Clarke v. Philomath College

Former opinion modified and rehearing denied February 23, 1921.

On Petition for Rehearing.

BEAN, J.

Defendants petition for a rehearing and urge further consideration of some of the questions involved in the case. Among other things it is urged that the court erred in rejecting, as a part of the consideration for tract C, the note of J. M. and R. A. Kitson, amounting to $400. It was held in our former opinion that Samuel McLain was not hound to pay this note for the reason that he did not sign it and that no agreement on his part to pay the same was evidenced in writing.

15. It is contended by the defendants that there is no authority for giving a third person the right to question the validity of that consideration; that the right to claim the benefit of the statute of frauds is personal to the debtor, and that a creditor cannot make such claim. We are referred to 20 Cyc. 306, 307.

The defense of the statute of frauds is personal, and cannot be interposed by strangers to the agreement. It can only be relied upon by the parties to the contract or their representatives or privies. Like *385many other defenses, such as usuary and infancy, it might he waived: 29 Am. & Eng. Ency. of Law, 807.

16. This suit is brought by plaintiff as administrator with the will annexed of the estate of Samuel McLain. It is not maintained by a stranger to the oral agreement alleged to have been made by Samuel McLain to answer for the debt of the Kitsons. As a general rule an executor or administrator has practically the same remedies at his disposal, and may make the same defenses, as those available to the decedent in his lifetime: 11 R. C. L., p. 258, § 293. The personal representative of a decedent may set up the defense of the statute of frauds where it is sought to charge the estate on a contract within the statute: 25 R. C. L., p. 735, § 384. While the plaintiff represents the creditors of the decedent, he also represents the estate of Samuel McLain, deceased, and it was his duty and privilege to see that only valid claims were allowed against such estate.

17. Complaint is made that defendants were not bound by the former judgment on the note, in the action of Ingle v. Parker as executor of the last will and testament of Samuel McLain, deceased. There were allegations on the part of defendants to the effect that the note was not valid as against them, but the allegations were not sustained by the testimony in this case. We referred to the fact that the note has been twice contested. The burden is unquestionably upon the defendants to maintain the allegations of their answer.

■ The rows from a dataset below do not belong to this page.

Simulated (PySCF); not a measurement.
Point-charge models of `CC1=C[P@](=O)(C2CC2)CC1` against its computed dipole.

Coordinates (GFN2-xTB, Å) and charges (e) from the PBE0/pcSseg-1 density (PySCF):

The plaintiff files a motion for the allowance of expenses of administration of the estate of Samuel McLain, deceased, in addition to the costs and disbursements of this suit. This matter was overlooked. The former opinion will be modified, so that, subject *386to the prior and superior right and lien of the defendant, Philomath College, to tract C in the sum of $1,614.93, the conveyances to tracts A, B and C will be decreed to be void as against the plaintiff, as administrator cum testamento annexo of the estate of Samuel McLain, deceased, to the extent of the judgment against said administrator, in favor, of J. W. Ingle, the costs of this suit and the expenses of administration of said estate, as determined by the County Court of Benton County, Oregon; that this cause be remanded to the Circuit Court of Benton County, Oregon, to decree the amount of such expenses of administration; that upon the satisfaction in full of said judgment, costs and expenses of administration within six months from the entry of decree on the mandate of the lower court the title to tracts A, B and C shall be confirmed in the defendant, Philomath College, and its grantees, successors and assigns; and that in the event such payments are not made within said time, then the lands described as tracts A, B and C or so much thereof as may be necessary shall be sold as upon execution, subject to the superior right and lien of the defendant, Philomath College, upon tract C in the sum of $1,614.93, and the proceeds of such sale applied in satisfaction of said judgment, costs of this suit, and the expenses of administration of said estate.

With this modification the former opinion is adhered to, and the petition for rehearing denied.

Modified and Rehearing Denied.

Johns, McBride and Benson, JJ., concur.